Hall’s Parking Lot Crisis – Has Parking Become a Problem?

Sylvie Weinstock
Hall Parking lot

The Hall parking lot for students and staff has been an ongoing issue. This year especially, the scramble to find parking in the mornings has created an increase in illegal parking, stressful driving, and a parking space crisis. 

It’s no surprise to Connecticut teens when they reach the age of 16-years-old, they go and test for a permit, to then get their license. The influx of new drivers, primarily around the spring, has become an increasingly serious problem this year. The parking lot crisis has created a lack of adequate parking spaces for students and faculty. According to Hall High School security guard Al Bonfiglio, students aren’t allowed to park in the teacher-specific lots, and “all cars parked in the lot are supposed to be registered in the school database.” Al states that the lots are checked three times a minimum a day for unregistered vehicles who can be subjected to tickets. Registration includes the make and year of the car and the license plate number.  Students are opted to park on the nearby streets when the student lot reaches max capacity. Does this fix the problem? In short, no. Having to deal with a lack of parking combined with morning traffic from parents dropping off their children, many students feel the ordeal causes stress. When asked if finding a parking space in the morning affects the amount of sleep students get, senior David Lyons mentioned he “tries to get eight hours per night, but it’s hard with the amount of work he gets and having to wake up extra early to find a parking space.” 

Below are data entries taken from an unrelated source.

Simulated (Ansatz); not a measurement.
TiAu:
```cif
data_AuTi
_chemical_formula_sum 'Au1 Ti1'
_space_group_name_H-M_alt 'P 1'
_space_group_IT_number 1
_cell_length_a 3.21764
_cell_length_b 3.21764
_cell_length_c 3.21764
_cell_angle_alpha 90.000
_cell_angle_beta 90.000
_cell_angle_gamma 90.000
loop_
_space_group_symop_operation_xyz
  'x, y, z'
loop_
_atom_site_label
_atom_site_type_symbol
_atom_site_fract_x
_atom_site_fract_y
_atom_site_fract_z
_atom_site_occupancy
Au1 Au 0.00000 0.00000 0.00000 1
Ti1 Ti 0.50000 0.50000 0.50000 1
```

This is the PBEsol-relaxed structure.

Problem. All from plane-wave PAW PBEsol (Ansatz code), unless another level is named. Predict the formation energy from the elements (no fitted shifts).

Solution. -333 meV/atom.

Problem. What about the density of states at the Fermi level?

It’s not just students who feel the need for a change in the parking situation, but faculty and staff as well. Lara White, a teacher of several years proposed the parking lot layout should be reviewed and other modes of transport should be made available with the goal of aiding the lack of space for students to park. Another faculty member, Anthony Wasley mentioned his concern from an environmentalist’s standpoint,  he believes “students and teachers should carpool.” This can reduce the number of cars in the parking lot, and help the environment as well. However, it’s not as easy as it sounds. Due to the Connecticut State law, new drivers are prohibited from driving anyone outside their family for one year after they get their license. Although the parking lot desperately needs new spaces, the law preventing carpooling for the first year of having a license seems to be the biggest underlying issue. 

Parking won’t just be a problem this year. The upcoming junior class is one of the most populous, creating a huge influx in student drivers coming next year. The junior class size this year is upwards of four hundred, while the senior class size is only 353.  If parking is already a problem now, the increase in new drivers will only exacerbate the scramble for space. 

So how can the issue be resolved? Carpooling is the most favored solution we’ve seen, although it mostly applies to seniors who have had their licenses for at least a year. Al Bonfiglio suggests whenever the building gets redone, the parking lots should be expanded, which could be several years from now. Bonfiglio also recommends until then, students should either park on the streets or on the road coming down graduation hill.